Magento - performance - an architecture howto

Performance. Everyone is interested in performance. And everyone knows there is a secret recipe which gives it to you without any costs or work, if it would get implemented in Magento.

Yeah right, you got me. To belive in such a solution is quite naive. If you got to a specific size, the only way to performance is a personalized solution which replaces parts of the existing architecture. I assume you already follow all recommendations related to environment configuration (server,database) and caching.

To beeing more able to make the right decisions in this area, you need to look how your datas are structured and in which way they get used and displayed. First importent point is, are you using more then one storeview and if yes, what have they in common. If the Answer is no its a bit uncommon, because most shops have at least extra storeviews because of translations. Why is it even important? Because more storeviews cause the flat tables to grow massively with lot of duplicated datas. With more storeviews you get fast to the point, where you want to deactivate the flat tables to replace it with an own solution. Most times this is an external search server like solr or elastic search, but an own implemented index/flat table could also be a good solution if it respects your special needs. But basic category and product page gets always fast without flat tables if you make heavy use of caching. Interesting is filtering in category pages, because shops have always very specific needs here, which leave much room for optimization.

Lets assume you have many storeviews, where products, categories and filterable attributes are equal. Here you have the luxus to need only one shared index for the filters. Should be much faster and need less space in relation to the default Index Tables. Lets now assume you have many storeview, but products have not much in common. Now your fucked, because no way to cheat.

Some words about Storeviews used for translation. Always think about, if the translations have an impact on functinality, or if you can apply the translations in frontend afterwards so you can simplify the datas itself. This can be a improvement, because it minimizes the amount of cached values, so the cache needs less space and cache warming is faster and dont needs created for every storeview.

Another trick if you use multiple storeviews and (only) some of them share the same language, use in cache keys not the store ID and use instead the language code.
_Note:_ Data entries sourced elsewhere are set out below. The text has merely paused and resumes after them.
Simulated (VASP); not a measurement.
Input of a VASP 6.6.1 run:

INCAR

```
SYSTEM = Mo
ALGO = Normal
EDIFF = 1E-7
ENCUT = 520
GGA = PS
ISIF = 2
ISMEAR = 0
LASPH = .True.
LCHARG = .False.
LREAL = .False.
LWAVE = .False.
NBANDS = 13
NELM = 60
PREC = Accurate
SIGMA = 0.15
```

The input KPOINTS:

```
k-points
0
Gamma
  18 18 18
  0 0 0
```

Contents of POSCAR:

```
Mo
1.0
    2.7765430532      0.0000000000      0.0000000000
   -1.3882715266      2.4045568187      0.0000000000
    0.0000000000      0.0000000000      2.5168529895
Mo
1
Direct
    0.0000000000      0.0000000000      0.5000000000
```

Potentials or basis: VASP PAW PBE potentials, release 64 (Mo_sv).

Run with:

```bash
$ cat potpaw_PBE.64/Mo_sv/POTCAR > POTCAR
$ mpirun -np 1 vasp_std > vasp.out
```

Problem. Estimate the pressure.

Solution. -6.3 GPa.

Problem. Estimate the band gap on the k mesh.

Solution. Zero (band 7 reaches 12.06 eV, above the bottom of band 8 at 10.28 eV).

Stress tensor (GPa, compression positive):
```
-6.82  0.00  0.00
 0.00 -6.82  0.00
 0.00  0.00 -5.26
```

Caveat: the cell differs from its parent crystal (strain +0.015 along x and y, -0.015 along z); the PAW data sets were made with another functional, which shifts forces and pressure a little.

Another Point, never do database writes on simple page views, like magento report module does by default. We have analytics tools which can run on fully separated servers, like piwik and google analytics. I repeat, no database writes on simple page views (Get Requests).

At the end a case, where we dive a bit deeper into architecture decisions. Lets assume we need to build a Shop for an imaginary big company. Big company has already an existing system to manage all products.
Means: we need to initial import them first and later either import only changes or reimport the full set regularly.
Lets assume this big company has more then 100 local branches and needs to offer the according stores in 6 languages each. To make things a bit more interesting, the products have not only many different attributes, they also have many different combinations of this attributes. After much weeks of optimizing the importing, the filters and so on, you will be able to see patterns in the dataset of products. You will not see them before, because companies are never able to give you a complete and final dataset.
After knowing the structure of the productdata you got there, you are now able to change the architecture accordingly. First you will save all attribut data outside of the magento data structure into an own table, because you see they are all the same over storeviews except for the used language. Also you know, that you dont need to show them in admin area or apply any save handlers on them or do anything other on them. The Table is basicly only a copy of the data from the system the company uses. You only dont want them to request live, because it might be offline and requests on it are to expensive to make them often for such mainly static data. Also there are security reasony, why you dont wand to have a direct connection between an internet application and a company internal application.
But back to our changes. Then you write a script, which generates translation files for the attributes. Now doing a decision again, change the models or the templates to inject the translations. First would be a few changes, but make a lot knowledge necessary, second would be much more changes, but can be done with only basic knowledge. For more easy understandable code you could write a complete new model with only a bit of code. You would still need the template changes, but it would be much more clear, where the data comes from.
For Filters you would do one of the ways explained earlier, only that you use your new table as source for the attributes.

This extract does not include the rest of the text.